Translation: Yuliya, PANews

This article is not about a cryptocurrency chart, nor about a Meme coin narrative, and is even temporarily unrelated to Bitcoin. We are focusing on the Russell 2000 Index quietly accomplishing a feat that has only happened twice in its history: breaking through and thereby driving a return of risk appetite.

If you have been in the market long enough, you have seen this “movie” more than once.

A pattern that most people continue to overlook

History always repeats itself, and even if you don’t believe in cycles, you should respect this repetition.

  • In 2017, the Russell 2000 Index broke through, followed by the “Shanzhai Season.”
  • In 2021, the Russell 2000 Index broke through again, and the “Shanzhai Season” played out once more.

Although each market narrative is different and the popular tokens vary, the underlying driving mechanism remains the same.

Now, in January 2026, the Russell Index has for the first time in history broken through 2600 points.

This breakout is not a false signal, nor a fake move caused by light trading during holidays, but a comprehensive breakthrough with huge trading volume and broad foundation, with the index’s gain since the beginning of the year reaching about 15%.

What does the Russell Index truly represent?

Trading in small caps is not based on market sentiment or intuition, but a liquidity game.

The Russell Index tracks about 2,000 smaller U.S. companies, including regional banks, industrial firms, biotech companies, and more. The survival and growth of these companies are closely related to borrowing conditions and growth expectations.

  • When liquidity tightens, these companies suffer heavy losses.
  • When liquidity loosens, they lead the entire market.
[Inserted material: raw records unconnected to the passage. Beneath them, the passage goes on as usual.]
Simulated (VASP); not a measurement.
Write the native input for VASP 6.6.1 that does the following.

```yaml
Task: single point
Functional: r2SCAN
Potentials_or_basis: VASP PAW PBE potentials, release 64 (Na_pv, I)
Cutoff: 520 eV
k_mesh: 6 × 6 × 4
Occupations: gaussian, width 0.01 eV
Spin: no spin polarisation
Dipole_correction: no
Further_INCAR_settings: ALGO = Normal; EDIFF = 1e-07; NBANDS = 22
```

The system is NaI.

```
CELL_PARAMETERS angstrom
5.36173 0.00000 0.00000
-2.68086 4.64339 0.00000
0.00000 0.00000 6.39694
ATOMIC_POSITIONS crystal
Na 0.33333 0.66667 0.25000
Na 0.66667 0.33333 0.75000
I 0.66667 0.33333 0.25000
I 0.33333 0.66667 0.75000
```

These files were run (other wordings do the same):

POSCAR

That’s why, in defensive markets, the Russell Index never leads; but when risk appetite returns, it often becomes the leader. Therefore, the index’s breakout is not just a technical phenomenon; it’s a clear signal: capital is moving down the risk curve, seeking higher returns.

This is not an isolated event: macroeconomic support

Zooming out, you will find that the current macro environment fits this trend in an unsettling way.

  • The Federal Reserve is quietly supporting market liquidity by purchasing Treasury securities. While not full-scale quantitative easing (QE), it alleviates funding pressures and lubricates the credit market.
  • The U.S. Treasury is reducing its Total Account (TGA) balance, which means cash is being pushed back into circulation rather than withdrawn.
  • Fiscal policy is gradually easing at the margins, such as larger-scale tax refunds, potential consumer subsidies, and lowering mortgage rates through bond purchases, thereby releasing household and corporate balance sheets.

Individually, none of these measures are strong “stimulus” signals. But when combined, they form a powerful liquidity waterfall. And liquidity never remains static.

The true transmission path of liquidity

This is a common misunderstanding. Liquidity does not simply “transfer” from cash to altcoins out of thin air, but follows a certain order and hierarchy:

  • First, it stabilizes bond and financing markets.
  • Then, it pushes up the stock market.
  • Next, it seeks higher-beta (high risk, high return) assets within the stock market.
  • Only after that does it spill over into alternative assets.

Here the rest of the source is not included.